Socio-educational support can be provided
It is possible to combine a number of different forms of support.
Article 27 of Book 8 of the Social Code (SGB VIII) stipulates that in the absence of care that is conducive to the child’s welfare, there is a legal entitlement (on the part of the parents) to the provision of necessary and suitable support by child and youth services. The youth welfare office is required to ensure that this support is offered where necessary. Articles 28 to 35 reference a wide variety of types of assistance that have to be available as standard. Over and above this, the youth welfare office is called upon to produce, where possible together with the recipients in question, other creative ideas (Article 27 ). Specifically, para. 2 reads “socio-educational support is provided primarily in accordance with Articles 28-35...”. The use of “primarily” indicates the option to fall back on other, specially developed forms of support that may be more suitable for meeting the identified needs.

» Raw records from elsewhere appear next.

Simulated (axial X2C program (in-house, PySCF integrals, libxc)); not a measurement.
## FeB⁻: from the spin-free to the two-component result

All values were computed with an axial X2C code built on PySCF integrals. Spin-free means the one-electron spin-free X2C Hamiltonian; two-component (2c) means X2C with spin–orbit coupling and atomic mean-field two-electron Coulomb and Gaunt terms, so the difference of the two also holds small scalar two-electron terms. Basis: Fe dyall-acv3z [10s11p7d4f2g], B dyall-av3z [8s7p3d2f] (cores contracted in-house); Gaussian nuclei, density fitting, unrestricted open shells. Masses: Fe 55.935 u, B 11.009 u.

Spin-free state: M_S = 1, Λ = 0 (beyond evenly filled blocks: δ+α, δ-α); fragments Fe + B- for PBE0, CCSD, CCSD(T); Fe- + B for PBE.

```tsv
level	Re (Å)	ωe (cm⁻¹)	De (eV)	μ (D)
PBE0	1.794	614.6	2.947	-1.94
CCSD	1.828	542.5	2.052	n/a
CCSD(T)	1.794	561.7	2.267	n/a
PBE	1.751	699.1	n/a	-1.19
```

The following types of socio-educational support exist:
Non-residential and semi-residential socio-educational support (see Non- and semi-residential socio-educational support) is provided to children and adolescents who can keep living in the family home. The support provided in these cases is two-fold. Some services (e.g., advice on child-rearing, socio-educational family support) aim to advise and support parents as they regain an ability to raise their children. Others (e.g., social group work, family support services) are aimed more at the children and adolescents, helping them to resolve conflicts with their parents or overcome problems at school or in their social environment. In the case of older adolescents, non-residential services are typically aimed at helping them loosen ties to their family and gain independence.
Residential socio-educational support refers to the practice of housing children and adolescents outside the family home. The aim is to offer temporary or permanent alternative accommodation to those who are unable to live with their parents. There are many types of accommodation that come into play here; for instance, children may move in with another family full-time (see Full-time family care), or they may be placed in institutional accommodation such as a children’s home or another form of assisted living (see Residential care and other forms of assisted living).
In the context of Article 27 (2) (see above), a large number of other services that are not specifically mentioned in the law have become commonplace; they are typically referred to as “flexible support”. They are located somewhere along the standard spectrum detailed above and are the result of efforts to find as suitable a form of support as possible for children and adolescents (and their parents) depending on the situation at hand. In practice, this may lead to problems with overlap or blurred lines between the types of services.
As socio-educational support services must be provided and designed in line with identified needs, it is possible to combine a number of different forms of support (Article  sentence 2).